So, I'm playing around with perl, what I wanted was perl -ne what I typed was perl -ie the behavior was kind of interesting, and I'd like to know what happened.

$ echo 1 | perl -ie'next unless /g/i'

So perl Aborted (core dumped) on that. Reading perl --help I see -i takes an extension for backups.

-i[extension]     edit <> files in place (makes backup if extension supplied)

For those that don't know -e is just eval. So I'm thinking one of three things could have happened either it was parsed as

  1. perl -i -e'next unless /g/i' i gets undef, the rest goes as argument to e
  2. perl -ie 'next unless /g/i' i gets the argument e, the rest is hanging like a file name
  3. perl -i"-e'next unless /g/i'" whole thing as an argument to i

When I run

$ echo 1 | perl -i -e'next unless /g/i'

The program doesn't abort. This leads me to believe that 'next unless /g/i' is not being parsed as a literal argument to -e. Unambiguously the above would be parsed that way and it has a different result.

So what is it? Well playing around with a little more, I got

$ echo 1 | perl -ie'foo bar'
Unrecognized switch: -bar  (-h will show valid options).
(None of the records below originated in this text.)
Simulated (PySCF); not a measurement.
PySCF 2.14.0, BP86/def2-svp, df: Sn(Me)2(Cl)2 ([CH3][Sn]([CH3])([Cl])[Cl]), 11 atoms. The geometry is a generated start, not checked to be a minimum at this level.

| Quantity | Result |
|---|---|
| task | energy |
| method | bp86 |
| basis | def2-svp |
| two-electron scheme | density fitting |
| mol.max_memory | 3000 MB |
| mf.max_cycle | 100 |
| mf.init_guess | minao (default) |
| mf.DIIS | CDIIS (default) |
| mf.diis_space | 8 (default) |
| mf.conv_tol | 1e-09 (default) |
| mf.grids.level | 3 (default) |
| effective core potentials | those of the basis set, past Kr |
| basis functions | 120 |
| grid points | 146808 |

$ echo 1 | perl -ie'foo w w w'
... works fine guess it reads it as `perl -ie'foo' -w -w -w`

Playing around with the above, I try this...

$ echo 1 | perl -ie'foo e eval q[warn "bar"]'
bar at (eval 1) line 1.

Now I'm really confused.. So how is Perl parsing this? Lastly, it seems you can actually get a Perl eval command from within just -i. Does this have security implications?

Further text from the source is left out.